Climate-change-denying congressman shuns Pope Francis

Pope Francis is not popular with the fossil fuels industry

David Horsey / Los Angeles Times

Congressman Paul Gosar traveled to Nevada to visit Cliven Bundy when the renegade rancher was fighting the Bureau of Land Management over the grazing fees he has refused to pay for years and years. Apparently, the Arizona Republican has no problem going out of his way to see Bundy, a man who shirks his debts, thinks the federal government is a fiction and says black people were better off living as slaves, but Gosar refused to walk over to the chamber of the U.S. House of Representatives on Thursday morning to hear a historic speech delivered by Pope Francis.

In a Time magazine essay, Gosar said “media reports” led him to believe that Francis would lecture the special joint meeting of Congress about the perils of climate change, a concern that Gosar thinks is bogus. It’s a good guess that the “media” voices Gosar listens to are the howling pundits on Fox News and right-wing talk radio. No one in the credible news media was claiming to know what would be in the pope’s script.
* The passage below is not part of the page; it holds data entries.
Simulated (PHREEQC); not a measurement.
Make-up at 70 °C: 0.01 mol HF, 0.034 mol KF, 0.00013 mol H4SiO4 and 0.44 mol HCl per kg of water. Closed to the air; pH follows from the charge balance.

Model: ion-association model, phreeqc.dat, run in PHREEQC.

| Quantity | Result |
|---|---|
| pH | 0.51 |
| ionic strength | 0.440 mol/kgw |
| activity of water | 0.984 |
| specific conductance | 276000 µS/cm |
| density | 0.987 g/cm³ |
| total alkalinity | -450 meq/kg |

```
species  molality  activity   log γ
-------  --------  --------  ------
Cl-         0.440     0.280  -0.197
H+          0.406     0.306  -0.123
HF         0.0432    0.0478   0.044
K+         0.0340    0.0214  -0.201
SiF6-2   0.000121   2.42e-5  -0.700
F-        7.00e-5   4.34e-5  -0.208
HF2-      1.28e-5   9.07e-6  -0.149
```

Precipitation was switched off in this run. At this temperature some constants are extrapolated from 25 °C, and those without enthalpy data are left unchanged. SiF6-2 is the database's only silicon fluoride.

Quite a few other members of the House Republican caucus share Gosar’s views about climate change (and probably about Bundy), but they managed to show up for the pope’s speech and sat there without their ears falling off. As it turned out -- and as any rational person would have expected -- Francis did not deliver a jeremiad about global warming. That is not his style nor the singular focus of his agenda during his visit to the United States. In fact, he never uttered the words “climate change” or “global warming.” What he did say was this:

“[The] common good also includes the Earth, a central theme of the encyclical which I recently wrote in order to enter into dialogue with all people about our common home. We need a conversation which includes everyone, since the environmental challenge we are undergoing, and its human roots, concern and affect us all. In [the encyclical] Laudato Si’, I call for a courageous and responsible effort to redirect our steps and to avert the most serious effects of the environmental deterioration caused by human activity.”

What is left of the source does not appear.